Bump. You might even say, double bump.

Potholes are apparently twice as plentiful in the District of Columbia this month as they were in January of last year. They are twice as abundant, that is, according to the method by which Stanley S. Ather counts potholes.

After, a street maintenance engineer for the D.C. government currently specializing in potholes, measures potholes by the amount of asphalt it takes to patch them. This month, the city has already used about 1,000 tons of asphalt to fill its potholes. After noted yesterday. In January 1977 only about 500 tons of asphalt was needed.

After is not the only pothole authority to have observed an upsurge. M. Slade Caltrider, who watches over state highways in the Maryland suburbs, said yesterday that potholes have been at least twice severe this winter as last. The National Park Service has also found considerably more potholes on Rock Creek Parkway and George Washington Memorial Parkway than a year ago, a spokesman said.

The primary explanation given by pothole authorities for this month's proliferation of potholes is meteorological: a recurring pattern of freezing temperatures followed by thaws. Such cycles churn up the pavement, they say, leaving potholes. An additional cause of the pothole phenomenon, they note, has been this winder's unusually moist air.

"It's probably as bad as I've seen if for 10 or 12 years," D.C. engineer Ather remarked, noting that pothole repairs may cost the city government $100,000 more this year. "We've got more than we need right now."

The Whitehurst Freeway was reported to be among the District's most pothole-pitted stretches - a "disaster," After called it. But other thoroughfares, he added, also suffer from large and numerous potholes, including Canal Road between Key and Chain bridges, the 14th Street Bridge's southbound span, Kenilworth Avenue north of Pennsylvania Avenue, New York Avenue east of Bladesburg Road, Blandensburg Road north of New York Avenue, East Capitol Street east of Benning Road and Western Avenue between Connecticut and Wisconsin avenues.

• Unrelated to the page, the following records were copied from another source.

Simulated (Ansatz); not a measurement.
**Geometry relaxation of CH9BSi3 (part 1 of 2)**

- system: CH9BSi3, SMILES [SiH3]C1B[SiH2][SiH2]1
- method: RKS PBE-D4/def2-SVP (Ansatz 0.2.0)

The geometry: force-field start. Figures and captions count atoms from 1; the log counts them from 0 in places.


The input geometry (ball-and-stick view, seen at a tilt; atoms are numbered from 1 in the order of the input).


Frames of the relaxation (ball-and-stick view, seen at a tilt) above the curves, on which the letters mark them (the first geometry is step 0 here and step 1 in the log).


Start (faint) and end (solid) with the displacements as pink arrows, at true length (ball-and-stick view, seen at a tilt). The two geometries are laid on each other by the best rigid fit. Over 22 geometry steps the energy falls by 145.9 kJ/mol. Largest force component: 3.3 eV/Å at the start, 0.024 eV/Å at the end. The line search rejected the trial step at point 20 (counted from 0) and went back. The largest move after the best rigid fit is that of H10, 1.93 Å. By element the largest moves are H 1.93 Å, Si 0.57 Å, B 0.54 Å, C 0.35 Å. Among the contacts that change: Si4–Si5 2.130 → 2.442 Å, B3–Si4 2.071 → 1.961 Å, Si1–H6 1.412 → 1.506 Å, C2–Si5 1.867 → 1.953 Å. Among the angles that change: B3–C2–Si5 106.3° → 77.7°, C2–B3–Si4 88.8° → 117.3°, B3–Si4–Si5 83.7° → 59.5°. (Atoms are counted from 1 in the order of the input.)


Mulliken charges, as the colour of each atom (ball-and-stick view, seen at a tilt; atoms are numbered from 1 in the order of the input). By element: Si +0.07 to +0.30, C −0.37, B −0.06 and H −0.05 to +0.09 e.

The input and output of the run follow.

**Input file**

In the Maryland suburbs, according to Caltrider, potholes have posed problems on a number of bridges, such as Woodrow Wilson Bridge, and one some of the older, concrete roadways, such as New Hampshire Avenue near White Oak.

In Northern Virginia, highway engineer Don E. Keith cautioned, however, that counting potholes is risky before spring. "We had roads that completely disintegrated during the spring of last year when it thawed," Keith said. Then he added, "I would predict that this is going to be a bad pothole year."